1️⃣ Why is Intuition Important?

Before we can train our intuition first we need to understand where it comes from, and why it's so important.

Intuition allows you to capitalise on opportunities other plays can’t see, and to extract yourself from losing situations. It can guide you into good positions more often and make you more efficient at converting those good positions into round wins.

Think about it the other side — how often have you had a gut instinct, thought better of it, and then learnt after the round that your play would have worked?

These types of players are not as lucky or random as they appear. You might convince yourself that, by resisting your gut instinct, you made the safe and correct decision. In doing so, you rationalise your mistakes, failing to ask yourself how much not trusting your instinct has cost your team.

👶 Even New Players can Take Advantage

Of course, you need a hefty dose of knowledge before your intuition is well-tuned enough for consistent results. But even new players shouldn’t just ignore it because of this fact.

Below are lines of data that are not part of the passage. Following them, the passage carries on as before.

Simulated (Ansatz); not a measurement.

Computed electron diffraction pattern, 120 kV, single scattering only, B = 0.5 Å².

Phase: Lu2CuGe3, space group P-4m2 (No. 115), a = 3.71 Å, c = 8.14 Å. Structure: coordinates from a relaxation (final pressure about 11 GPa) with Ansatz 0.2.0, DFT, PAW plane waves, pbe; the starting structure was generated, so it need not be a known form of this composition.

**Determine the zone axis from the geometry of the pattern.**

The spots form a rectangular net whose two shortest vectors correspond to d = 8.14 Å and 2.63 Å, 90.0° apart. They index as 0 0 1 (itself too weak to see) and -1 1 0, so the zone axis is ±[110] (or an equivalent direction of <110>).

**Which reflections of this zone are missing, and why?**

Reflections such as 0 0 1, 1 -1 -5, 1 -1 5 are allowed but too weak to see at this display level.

Instead, track how often you are correct while making these intuitive decisions. Stay sceptical in-game — at least while you’re building a decent sample size — and remind yourself to avoid results-based thinking when measuring how good your decisions were.

Did you make a good play, but whiff on your opponent? Or did you make a bad play, and the opponent whiffed on you? In both cases you should record the intention and not the result; if you clearly outplayed your enemy assume your intuition was correct, even if you didn’t get the kill.

2️⃣ Why is Intuition Hard to Trust?

You cannot trust something before you understand it. Intuition is the same.

Pressure is a factor too since it can make you unconfident and timid, exaggerating the risk of you ignoring your intuition or instinct in situations it might have helped you.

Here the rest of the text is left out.